By Pam Eggemeier Daily Gazette, Sterling, Ill.
WWR Article Summary (tl;dr) Minda Harts is the founder of "The Memo." The women's entrepreneurial network helps women with everything from salary negotiations and career changes to investing, philanthropy and personal fulfillment.
Minda Harts knows business success on both coasts, cherishes her Midwest roots, and aims to set up a support system for women that knows no geographic bounds.
Harts, a 1997 Sterling High School graduate, lives in New York City, where she oversees East Coast fundraising efforts for UCLA.
"I consider myself bicoastal because I spend a lot of time in Los Angeles and live in New York," Harts said.
Looking back, she realizes she didn't have the same exposure to women in business as girls in larger cities did. She said she is thankful that while growing up she had people who inspired and supported her passions.

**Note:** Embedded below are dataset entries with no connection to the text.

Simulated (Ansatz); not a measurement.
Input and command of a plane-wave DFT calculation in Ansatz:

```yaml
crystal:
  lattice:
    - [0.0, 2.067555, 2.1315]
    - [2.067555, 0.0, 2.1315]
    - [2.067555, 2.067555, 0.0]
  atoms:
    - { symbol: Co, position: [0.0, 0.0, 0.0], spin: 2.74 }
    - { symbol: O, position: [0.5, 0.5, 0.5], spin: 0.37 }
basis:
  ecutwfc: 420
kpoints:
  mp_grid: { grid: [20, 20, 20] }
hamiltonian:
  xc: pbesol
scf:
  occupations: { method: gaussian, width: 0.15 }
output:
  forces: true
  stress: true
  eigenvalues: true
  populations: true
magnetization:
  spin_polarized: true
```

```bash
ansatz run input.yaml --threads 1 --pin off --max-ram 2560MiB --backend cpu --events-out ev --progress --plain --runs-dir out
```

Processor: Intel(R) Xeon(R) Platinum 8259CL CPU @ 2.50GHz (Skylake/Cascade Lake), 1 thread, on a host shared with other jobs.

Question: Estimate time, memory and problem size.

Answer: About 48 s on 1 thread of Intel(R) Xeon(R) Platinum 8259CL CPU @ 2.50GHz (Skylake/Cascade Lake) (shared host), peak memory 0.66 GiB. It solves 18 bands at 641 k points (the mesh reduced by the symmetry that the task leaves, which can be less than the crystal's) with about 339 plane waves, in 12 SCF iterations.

Her parents, Larry and Marchet Harts, are pastors at City of God church in Rock Falls. She said she came from humble beginnings, but her family was always there to support her. They also instilled in her a fierce desire to give back.
"I'm a first-generation college graduate, and my parents always inspired me," Harts said. "My mom has been so supportive that I couldn't not try to lift others up."
While her parents were always there to encourage Minda, they knew she was wired for success.
"She always had ambition, and at a young age she had the ability to see the big picture," Marchet said. "She knew she wanted to do something big, but she always stayed very humble."
Marchet said her daughter was a natural when it came to fundraising.
"She was in sixth grade when we did our first vacation Bible school, and she called all of the businesses and got donations for us," Marchet said. "Every time we do Bible school we think of Minda because she really spearheaded it."
The church is celebrating its 25th anniversary Sept. 10 and 11, and Marchet said her daughter has helped them build City of God.
Harts also remembers key moments in the Sterling schools that helped shape her future.
"My sixth-grade teacher at Jefferson, Mrs. Evans, really took the time to find out what I was interested in, and she inspired me to follow my dreams," Harts said. "I'll also never forget another teacher who gave me the confidence to run for student council."
After college, she landed in Chicago for a while, then worked in development for The Positive Coaching Alliance and Duke University before starting with UCLA in 2008.
While her career in fundraising kept her busy, the desire to help other women navigate challenges in the business world kept growing. Last year, she started The Memo, a business that gives women access to educational resources, mentorship, and support for career development, personal finances, and finding a balance between work and life.
"When I started out in business, I sought out mentorship, but I wanted to provide easier access for women entrepreneurs in their 20s and 30s who don't have the support and resources," Harts said.
She used her savings to start the business, and ran it herself for a while. The response, however, made it necessary to add a business partner.
The Memo helps women with everything from salary negotiations and career changes to investing, philanthropy and personal fulfillment. She travels extensively giving presentations, leading panel discussions, and doing The Memo boot camps.
"We want to help create a culture of women helping women -- and it's not just about business -- we want to help women find balance with their personal and professional lives, " Harts said.
Harts' generosity isn't confined to the business world. She works with at-risk children in the New York City public schools system.
"It's important to mentor all students in lower-income areas, but there is a huge need for those who have made it to empower children of color," Harts said. "Regardless of color, demographics, or finances, if you put your mind to it and hang around the right people, you can do anything."
She also volunteers at a shelter for women in the city, helping them update resumes and prepare for job interviews.
As the women's entrepreneurial network grows, her efforts have been recognized on a big stage. She was invited to the White House in June for the 2-day United State of Women Summit hosted by first lady Michelle Obama. Harts was nominated as a change maker for women's issues.
The inaugural summit celebrated the United State of Women movement that unites thousands of high-powered women in their efforts for gender equality and justice.
Harts will be in Sterling to share her experiences in building a business on Sept. 14. She will be a guest of the Sauk Valley Chamber's Professional Women's Network.
Chamber Executive Director Kris Noble said Harts reached out to her hometown to arrange the events.
"She said she saw we had a Professional Women's Network, and she felt the need to give back to the community she grew up in," Noble said. "She said she'd be home that weekend and she'd like to do a workshop."
Noble said the PWN committee was excited about bringing Harts in to help with its mission.
"She's never forgotten her roots, and she gets what our network group is about," Noble said.